As the List Monad already provides non-deterministic evaluation with "guard" as a description of constraints, you really just have to write the problem in the List Monad and be done with it.
Of course one could write all kinds of wrapping hackery, but I think from the standpoint of usability and conciseness the built-in behaviour of haskell is already pretty optimal.
constr = do a <- [0..4]
b <- [0..4]
c <- [0..4]
guard (a < b)
guard (a + b == c)
return ("a:",a,"b:",b,"c:",c)
{-
> constr
[("a:",0,"b:",1,"c:",1)
,("a:",0,"b:",2,"c:",2)
,("a:",0,"b:",3,"c:",3)
,("a:",0,"b:",4,"c:",4)
,("a:",1,"b:",2,"c:",3)
,("a:",1,"b:",3,"c:",4)]
-}
Obviously, solving a problem with built-in functionality always feels a little like cheating, because it's "pure chance" that the solution to the problem is already built-in.

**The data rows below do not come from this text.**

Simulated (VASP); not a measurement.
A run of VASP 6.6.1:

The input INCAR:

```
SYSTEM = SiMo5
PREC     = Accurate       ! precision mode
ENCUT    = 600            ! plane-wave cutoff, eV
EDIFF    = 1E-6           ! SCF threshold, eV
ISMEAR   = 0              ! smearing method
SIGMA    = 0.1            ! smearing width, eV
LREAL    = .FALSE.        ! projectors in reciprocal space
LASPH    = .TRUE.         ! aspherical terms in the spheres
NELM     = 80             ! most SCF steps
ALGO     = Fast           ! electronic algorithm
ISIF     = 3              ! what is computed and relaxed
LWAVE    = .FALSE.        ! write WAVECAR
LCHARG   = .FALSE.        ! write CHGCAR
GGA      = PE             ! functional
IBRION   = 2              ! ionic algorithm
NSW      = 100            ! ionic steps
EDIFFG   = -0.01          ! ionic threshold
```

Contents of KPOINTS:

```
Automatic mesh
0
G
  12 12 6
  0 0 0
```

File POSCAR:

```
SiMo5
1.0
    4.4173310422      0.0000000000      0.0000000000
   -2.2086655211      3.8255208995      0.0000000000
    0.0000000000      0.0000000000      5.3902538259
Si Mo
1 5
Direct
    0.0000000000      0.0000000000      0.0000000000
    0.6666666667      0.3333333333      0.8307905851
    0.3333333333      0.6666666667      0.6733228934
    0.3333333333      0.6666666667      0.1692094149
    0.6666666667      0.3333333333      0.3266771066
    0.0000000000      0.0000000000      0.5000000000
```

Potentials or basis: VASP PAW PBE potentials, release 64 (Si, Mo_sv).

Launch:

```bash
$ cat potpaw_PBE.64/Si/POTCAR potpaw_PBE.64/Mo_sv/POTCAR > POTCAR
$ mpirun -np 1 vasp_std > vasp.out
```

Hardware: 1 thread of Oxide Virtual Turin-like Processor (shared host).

So, for the sake of argument and because I was bored here's the same solution under the premise that haskell's List Monad didn't already exist.
Unfortunately I "had" to reimplement a fair bit of the Prelude, but that's what happens if you start creating unrealistic scenarios :). Of course, the "do" notation is also kind of a built-in, but representing it with bind (>>=) only made is less nice to look at.
data List a = List a (List a) | Empty deriving (Show)
appendL :: List a -> List a -> List a
appendL Empty ys = ys
appendL (List x xs) ys = x `List` appendL xs ys
foldrL :: (a->b->b) -> b -> List a -> b
foldrL _ start Empty = start
foldrL f start (List x xs) = f x (foldrL f start xs)
concatL :: List (List a) -> List a
concatL = foldrL appendL Empty
instance Functor List where
fmap f = foldrL (\a b -> f a `List` b) Empty
instance Monad List where
return x = List x Empty
l >>= f = concatL . fmap f $ l
instance MonadPlus List where
mzero = Empty
mplus = appendL
range :: (Integral a) => a -> a -> List a
range from to | from > to = Empty
| from == to = List to Empty
| otherwise = List from (range (from+1) to)
constr' = do a <- range 0 4
b <- range 0 4
c <- range 0 4
guard (a < b)
guard (a + b == c)
return (a,b,c)